IMO Looks to Harmonize Scrubber Discharge Rules

by Ship & Bunker News Team
Friday May 24, 2019

IMO is looking to harmonize rules on scrubber discharge as part of its Marine Environment Protection Committee (MEPC) process.

IMO says the new output, "Evaluation and harmonization of rules and guidance on the discharge of liquid effluents from EGCS into waters, including conditions and areas", was agreed at this month's MEPC74 and has a target completion year of 2021.

"PPR 7 is expected to further review the documents that were submitted to MEPC 74 in relation to the newly approved output, with a view to refining the title and scope of the output and will report the outcome of its consideration to MEPC," IMO added.

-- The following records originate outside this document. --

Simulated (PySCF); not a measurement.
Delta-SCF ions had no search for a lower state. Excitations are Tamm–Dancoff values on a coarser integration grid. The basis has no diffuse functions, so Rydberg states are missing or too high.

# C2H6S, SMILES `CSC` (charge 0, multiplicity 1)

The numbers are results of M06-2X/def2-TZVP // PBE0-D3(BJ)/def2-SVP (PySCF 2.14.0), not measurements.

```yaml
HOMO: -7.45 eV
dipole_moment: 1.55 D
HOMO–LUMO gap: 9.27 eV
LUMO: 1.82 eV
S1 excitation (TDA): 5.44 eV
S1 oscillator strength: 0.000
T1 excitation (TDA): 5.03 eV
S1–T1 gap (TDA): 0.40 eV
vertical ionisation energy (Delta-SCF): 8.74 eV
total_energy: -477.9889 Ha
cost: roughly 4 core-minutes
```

The move follows a public war or words over the use of scrubbers as a compliance solution for marine sulfur regulations that began last year after the upcoming IMO2020 rule prompted a surge of interest in the technology.

Scrubber skeptics have jumped on the decisions by Singapore and Fujairah to ban the discharge of scrubber washwater within their waters, albeit without a public explanation as to how their decisions were made, while advocates point to nations such as Japan, who have said the use of scrubbers is actually preferable to simply burning 0.50%S bunkers alone.

Some industry voices, including the UK Chamber of Shipping, have suggested the recent pushback on scrubbers is based more on commercial pressures.

But with the review ahead, presumably all stakeholders will welcome IMO's assurance that it is looking at the science of scrubbers before proceeding with any changes to the rules.

"The MEPC also instructed the Secretariat to liaise with the Joint Group of Experts on the Scientific Aspects of Marine Environmental Protection (GESAMP), an advisory body that advises the United Nations (UN) system on the scientific aspects of marine environmental protection," IMO said.

"The MEPC requested that, subject to sufficient external funding being provided by Member States and other stakeholders, a GESAMP task team be established to assess the available evidence relating to the environmental impact of discharges of exhaust gas cleaning system effluent, with a view to reporting its findings to PPR 7."